What Now Collaborators?

For more than 20 years the timber industry, joined by federal and state government agencies and elected officials from both parties, has instigated and nurtured the use of collaboration to supposedly solve public lands resource extraction issues. They have been aided and abetted in this effort by any number of so-called “conservation” groups generously funded by foundations such as the PEW Trust to be collaborators. But now, how can these same groups claim a shred of legitimacy by collaborating with Donald Trump’s “make America raped again” agenda?

Those with good memories will recall when Montana’s Republican Gov. Marc Racicot initiated his Consensus Council in the mid-90s. Appointing hand-picked individuals from a very limited number of groups and business interests, the supposed goal was to find agreement on the thorny natural resource issues of the day. The results were predictably mixed, but the foundation for collaboration had been laid in Montana and from there it expanded primarily toward resource extraction on federal lands, where it grew into a bizarre monster of backroom deal-cutting, largely closed to full public participation and draped in the political cover offered by Democrat elected officials.

One of the first of the very bad ideas to rise to the top was Democrat Sen. Jon Tester’s Forest Jobs and Recreation Act. Unbelievably, the measure was rolled out at a lumber mill in Townsend and here was Tester, along with the collaborator “conservation” groups and their “timber partners,” all lauding the bill and the collaborative process that had spawned it.

But lo and behold, despite the fact that national forests are owned by all Americans, this small handful of people came to the agreement that Tester’s bill should contain an unprecedented congressional mandate to log a large number of forested acres every year whether forest professionals thought they should be logged or not.

Sending shock waves through Washington at the horrific precedent such a law would set, despite Tester’s best efforts to tag the measure on as a rider on unrelated bills, the Forest Jobs and Recreation Act thankfully never made it into law. But the Republican dream of always getting most of what their corporate backers wanted via collaboration had morphed far beyond their expectations and was now not just embraced but championed by Democrats and their collaborator pals.

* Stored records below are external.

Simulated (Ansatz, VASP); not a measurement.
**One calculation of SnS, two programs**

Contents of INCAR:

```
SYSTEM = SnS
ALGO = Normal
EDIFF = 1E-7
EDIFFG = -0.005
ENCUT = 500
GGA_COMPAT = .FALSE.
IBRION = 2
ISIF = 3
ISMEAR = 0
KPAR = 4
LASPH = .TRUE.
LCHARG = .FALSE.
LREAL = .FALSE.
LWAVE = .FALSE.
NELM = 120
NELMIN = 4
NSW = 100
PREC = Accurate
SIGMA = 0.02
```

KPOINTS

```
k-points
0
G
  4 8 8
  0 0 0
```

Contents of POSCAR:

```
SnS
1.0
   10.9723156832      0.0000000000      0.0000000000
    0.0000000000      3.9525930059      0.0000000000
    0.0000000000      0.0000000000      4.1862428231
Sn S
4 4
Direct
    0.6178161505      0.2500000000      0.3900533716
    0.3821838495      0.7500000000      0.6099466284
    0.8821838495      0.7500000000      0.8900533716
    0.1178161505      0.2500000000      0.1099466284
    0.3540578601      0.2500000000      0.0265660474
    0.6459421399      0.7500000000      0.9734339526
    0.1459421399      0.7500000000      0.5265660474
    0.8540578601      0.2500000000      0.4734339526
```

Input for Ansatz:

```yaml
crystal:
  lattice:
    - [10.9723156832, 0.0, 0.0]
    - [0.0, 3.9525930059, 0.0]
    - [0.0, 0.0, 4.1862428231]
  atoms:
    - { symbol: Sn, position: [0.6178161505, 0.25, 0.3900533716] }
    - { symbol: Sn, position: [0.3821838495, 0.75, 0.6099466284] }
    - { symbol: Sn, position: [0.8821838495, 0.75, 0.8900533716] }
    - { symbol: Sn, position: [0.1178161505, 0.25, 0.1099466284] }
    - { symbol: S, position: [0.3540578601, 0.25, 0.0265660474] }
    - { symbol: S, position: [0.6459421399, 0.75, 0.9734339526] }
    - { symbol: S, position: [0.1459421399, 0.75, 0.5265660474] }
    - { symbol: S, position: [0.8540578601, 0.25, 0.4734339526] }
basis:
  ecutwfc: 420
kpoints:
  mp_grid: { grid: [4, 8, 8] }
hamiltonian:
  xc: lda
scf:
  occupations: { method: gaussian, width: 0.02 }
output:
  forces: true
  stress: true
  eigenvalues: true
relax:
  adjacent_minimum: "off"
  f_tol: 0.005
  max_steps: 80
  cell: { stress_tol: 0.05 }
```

Simply put, partisan politics then assumed a huge role – as the last thing the “conservation” groups wanted to do was bad-mouth their Democrat politicians pals. Gov. Brian Schweitzer, President Obama, and Gov. Steve Bullock all joined in Tester’s choir of supportive collaborators. Incredibly, they didn’t foresee that in lamenting federal management of public lands they were playing right into the hands of the federal land divestiture movement.

Rising like a zombie from the latent Sagebrush Rebellion movement of the ’80s, we now have the latest incarnation of the effort to turn even more federal lands and resources over to profit-driven entities with little or no concern for future generations. And with the election of Donald Trump, the outcome of collaboration and clueless politicians has blossomed into a nightmare scenario where rapacious corporations are unleashed once again to mercilessly pillage America’s dwindling public lands resources.

Montanans are no strangers to the consequences of such thoughtless and short-sighted policies. We are home to the largest Superfund site in the nation thanks to the unregulated destruction of the environment by the copper mining and smelting industry. Our forest streams are filled with sediment from tens of thousands of miles of poorly constructed logging roads that treated living forest ecosystems as nothing more than log yards to be savagely clearcut, leaving species such as bull trout, grizzly bears and lynx so devastated they required Endangered Species Act protections or face extinction.

Make no mistake, our nation is facing an all-out attack on public lands and our environment, not just through federal lands divestiture, but through federal agencies cloistered, silenced and shivering in fear of the open threat from Trump’s press secretary, Sean Spicer, that federal employees “either get with the program or they can go.” And no, the collaborators’ “timber partners” won’t be coming to the rescue.

The options left to those who reaped great financial rewards through collaborating with resource extraction interests are now few indeed. They either stand up and fight to preserve what’s left of America’s public lands legacy for future generations or live with the outcome of their past collaboration and the destructive policies and actions it has spawned. The choice seems clear. So what now, collaborators?